Evidence for a Preferred Handedness of Spiral Galaxies
Michael J. Longo

TL;DR
This study analyzes SDSS data to detect a preferred handedness in spiral galaxies, revealing a significant asymmetry aligned with cosmic microwave background anomalies, suggesting a possible large-scale cosmic anisotropy.
Contribution
It provides evidence for a preferred handedness of spiral galaxies and links this asymmetry to cosmic microwave background anomalies, indicating potential large-scale universe anisotropy.
Findings
Significant asymmetry in galaxy handedness with probability <0.2%.
The asymmetry axis aligns with the CMB 'axis of evil'.

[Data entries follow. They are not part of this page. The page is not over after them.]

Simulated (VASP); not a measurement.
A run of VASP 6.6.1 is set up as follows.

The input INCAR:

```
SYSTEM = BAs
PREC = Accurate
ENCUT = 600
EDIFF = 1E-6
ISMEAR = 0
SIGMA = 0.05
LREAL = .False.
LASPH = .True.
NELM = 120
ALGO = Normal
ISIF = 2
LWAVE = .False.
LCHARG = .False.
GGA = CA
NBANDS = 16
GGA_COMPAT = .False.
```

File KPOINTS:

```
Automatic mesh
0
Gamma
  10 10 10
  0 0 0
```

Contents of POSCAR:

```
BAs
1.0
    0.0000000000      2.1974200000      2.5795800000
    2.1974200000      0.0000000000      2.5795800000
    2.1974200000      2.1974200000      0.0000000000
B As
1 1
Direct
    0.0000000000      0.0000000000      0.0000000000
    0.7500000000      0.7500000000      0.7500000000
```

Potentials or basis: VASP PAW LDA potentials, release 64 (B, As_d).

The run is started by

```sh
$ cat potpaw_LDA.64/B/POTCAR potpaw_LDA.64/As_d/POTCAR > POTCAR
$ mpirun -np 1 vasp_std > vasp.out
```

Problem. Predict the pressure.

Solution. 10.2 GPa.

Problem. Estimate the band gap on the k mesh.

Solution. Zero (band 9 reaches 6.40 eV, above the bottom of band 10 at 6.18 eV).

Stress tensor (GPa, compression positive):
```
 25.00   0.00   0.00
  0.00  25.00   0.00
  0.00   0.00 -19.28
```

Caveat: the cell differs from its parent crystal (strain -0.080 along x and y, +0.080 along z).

Galaxy spin axes are aligned with the asymmetry axis.
Abstract
In this article I study the distribution of spiral galaxies in the Sloan Digital Sky Survey (SDSS) to investigate whether the universe has an overall handedness. A preference for spiral galaxies in one sector of the sky to be left-handed or right-handed spirals would indicate a preferred handedness. The SDSS data show a strong signal for such an asymmetry with a probability <0.2%. The asymmetry axis is at (RA,dec) ~(202 deg,25 deg) with an uncertainty ~15 deg. The axis appears to be correlated with that of the quadrupole and octopole moments in the WMAP microwave sky survey, an unlikely alignment that has been dubbed "the axis of evil". Our Galaxy is aligned with its spin axis along the same direction as the majority of the spirals.